I'm coming to realize that writing a novel was the easiest part. I'm most of the way through the editing now and I find myself inventing all kinds of procrastination techniques to slow it down. The closer I get to the end the closer I get to the part where I have to decide what to DO with my novel. And that opens a Pandora's box of questions I'm not ready to answer yet.
I had a dream last night. I was being questioned by two church men. They were men I know, nice men on any normal day, but in my dream they were asking me to tell the truth about myself, about the things I believe and don't believe, and I could see the judgement building behind their eyes like tiny fires. I got that old feeling in my gut: a twist and a knot like a fist beneath my ribs.
Then I told them the truth. The real truth. And I woke up.
Part of my procrastination has to do with this, I realized. Writing fiction has a way of revealing you for who you really are - and I am still afraid of being judged by the same old people.
The other part has to do with fears of the unknown, fears of failure, rejection. Those are the old familiars for any writer or artist or human.
Fear. An old, crooked demon if ever there was one. I face it here in this space too. Every time I write something that doesn't line up with someone's ideal, someone else's faith, the little judgement fires kindle in my inbox, the comment box, and I find myself shrinking from them. Sometimes I shrink all the way into silence.
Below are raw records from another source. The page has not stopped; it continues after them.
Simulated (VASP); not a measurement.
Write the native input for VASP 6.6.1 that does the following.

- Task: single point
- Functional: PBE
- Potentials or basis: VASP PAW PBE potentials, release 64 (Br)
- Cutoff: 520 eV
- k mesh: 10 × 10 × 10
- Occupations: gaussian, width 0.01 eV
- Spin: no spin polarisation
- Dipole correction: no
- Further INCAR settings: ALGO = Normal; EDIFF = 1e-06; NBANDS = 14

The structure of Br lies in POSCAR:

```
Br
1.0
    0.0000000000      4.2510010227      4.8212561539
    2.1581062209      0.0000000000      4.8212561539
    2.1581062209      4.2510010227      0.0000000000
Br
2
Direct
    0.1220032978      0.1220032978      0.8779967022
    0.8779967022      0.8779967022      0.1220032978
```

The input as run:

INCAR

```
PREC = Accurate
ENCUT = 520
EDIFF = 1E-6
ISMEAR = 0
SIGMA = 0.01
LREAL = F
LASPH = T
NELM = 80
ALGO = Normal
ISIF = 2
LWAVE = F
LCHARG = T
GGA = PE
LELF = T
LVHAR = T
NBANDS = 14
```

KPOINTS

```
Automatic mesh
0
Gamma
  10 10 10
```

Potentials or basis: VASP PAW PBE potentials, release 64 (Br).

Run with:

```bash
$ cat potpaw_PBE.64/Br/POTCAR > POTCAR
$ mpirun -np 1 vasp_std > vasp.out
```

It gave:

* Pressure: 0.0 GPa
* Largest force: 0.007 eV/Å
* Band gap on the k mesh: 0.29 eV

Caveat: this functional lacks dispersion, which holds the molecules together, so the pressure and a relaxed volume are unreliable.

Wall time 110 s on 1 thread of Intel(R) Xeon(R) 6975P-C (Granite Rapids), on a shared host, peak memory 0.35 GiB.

In the mornings lately, I've been reading the book of Matthew. I feel like I should say here that this is significant. I haven't been able to read the bible for some time. Every word of it is loaded with other people's voices and I needed to wait until I could read it and hear only one voice again. A couple of weeks ago, I chose to read Matthew. I wanted to hear Jesus in his own words. I started making a list of the things he said. I'm on chapter 12 now, and I have two pages of teensy tiny writing full of his words. He's been talking a lot about fear. Not directly, always, but it's there. And I'm coming to realize that there's ever only one response to fear - and that's LOVE. Love for yourself and your work, love for God, love for strangers, love for the wounders, love for the person with judgement kindling in their eyes, love for the publisher that might not like you, the agent who doesn't want you, for the world that might not ever understand you. Love them all, because love makes you brave enough to keep loving, and that's the point of it all, right? Love is the point of writing, of working, of breathing.
Somewhere else in the bible it says "Perfect love casts out fear." I suspect the inverse might be true as well. So I'm just opening wide my arms and praying for love, casting that old demon into the outer darkness and plunging forward, praying God will make a place for my feet to land.